Some good stunt work and impressive pyrotechnics make sure to cement this one as the best contemporary action film from Hong Kong in 2010.
Plot: Two Hong Kong cops — each with a reputation for excessive force — team up to solve the murders of a prostitute and another policeman. Inspector Kee (Richie Jen) of the narcotics bureau approaches Captain Manfred (Leon Lai) about finding a street thug who lured Kee’s partner to his death. Manfred, however, already has his hands full covering up his partner’s relationship to a hooker who recently turned up dead. But when it becomes clear both cases are related, the two cops join forces.
Review: Dante Lam’s career started off with a bang, with a handful of films that had either a focus on different units of the police force or street-level Hong Kong crime stories. He had also successfully done films in other genres as well, proving that he can do more than just action. He had also been known to have a fascination with tactical and military weaponry, so it was a blessing to the action genre that he staged a career comeback in 2008. Fire of Conscience was a great example of a combination of his more character-driven work and his bombastic big budget action.
Leon Lai and Richie Ren play two men who ultimately are at odds with one another, and the film does go one level deeper with some intriguing stuff about both characters having their destinies determined by their birth year, the Year of the Dragon, with the film culminating during the Tai Hang Fire Dragon Dance. The action is definitely above average with one standout scene being the teahouse shootout.

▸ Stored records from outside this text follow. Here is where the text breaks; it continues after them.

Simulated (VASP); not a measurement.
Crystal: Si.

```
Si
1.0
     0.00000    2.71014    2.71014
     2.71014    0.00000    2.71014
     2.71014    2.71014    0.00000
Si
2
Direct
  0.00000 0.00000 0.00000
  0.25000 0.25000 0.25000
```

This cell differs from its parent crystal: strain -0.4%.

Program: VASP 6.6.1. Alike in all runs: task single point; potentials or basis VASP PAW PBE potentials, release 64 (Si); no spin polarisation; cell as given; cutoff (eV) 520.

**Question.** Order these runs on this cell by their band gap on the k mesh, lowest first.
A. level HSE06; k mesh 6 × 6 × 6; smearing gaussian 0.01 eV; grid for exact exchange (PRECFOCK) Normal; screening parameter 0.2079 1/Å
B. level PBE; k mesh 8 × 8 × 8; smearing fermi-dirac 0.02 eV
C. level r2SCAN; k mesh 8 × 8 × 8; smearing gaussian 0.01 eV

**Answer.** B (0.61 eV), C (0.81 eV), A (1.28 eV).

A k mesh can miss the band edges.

This was a real slick scene, with tight editing and great sound effects work. Lots of nods to John Woo and Hard Boiled! Some good stunt work and several grenades being used to up the pyrotechnics make sure to cement this one as the best contemporary action film from Hong Kong in 2010.
On it’s 10-year anniversary, I re-watched it last night, and I enjoyed it more than ever! It’s time for Dante Lam to do another film like this!